3.2 Usability testing

Usability testing of the virtual tour was conducted during and after the development phase. During development, the evaluation and testing were done using Unity 3D’s simulator. After development, it was evaluated by end-users using the System Usability Scale (SUS) developed by Brooke [43]. The participants evaluated either the non-VR version or the VR version (with Google Cardboard). They were asked to fill a Google Form, which contained an informed consent form, demographic questions, SUS items, and an additional comment section on the virtual tour application. The participants were also asked if they owned a smartphone (yes/no) and their experience with smartphone technology. Moreover, they were asked to state whether they had any prior experience with virtual tours (yes/no), if they visited SCV before (yes/no), and if they experienced motion sickness while using the mobile application (yes/no).

3.3 Instrument

The System Usability Scale (SUS) is a widely used instrument to measure the perceived usability of various products and systems since it was first introduced by Brooke [43]. It was reported that 43 per cent of usability studies had utilised SUS [53]. In addition, a study conducted to evaluate SUS indicated that the SUS is indeed a valid and reliable tool for measuring usability [54]. Its analysis of SUS scores data collected over ten years showed that the SUS is a highly robust and versatile tool for usability professionals.
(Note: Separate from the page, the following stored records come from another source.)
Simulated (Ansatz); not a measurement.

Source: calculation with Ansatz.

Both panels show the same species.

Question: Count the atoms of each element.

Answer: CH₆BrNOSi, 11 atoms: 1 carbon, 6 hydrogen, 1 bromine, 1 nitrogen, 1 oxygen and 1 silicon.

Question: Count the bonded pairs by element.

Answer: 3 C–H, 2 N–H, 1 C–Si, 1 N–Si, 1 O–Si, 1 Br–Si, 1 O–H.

The SUS is a short questionnaire of 10 items with alternating positive and negative statements to avoid response biases with a five-point Likert score, ranging from strongly disagree to strongly agree. The SUS scoring requires all 10 items to be rated, or adjustment should be made to the unrated item(s). These items will be further analysed and calculated for the final score (0–100), and graded from A to F or using adjective ratings. Different grade rankings of SUS are presented in Bangor Kortum &Miller [45].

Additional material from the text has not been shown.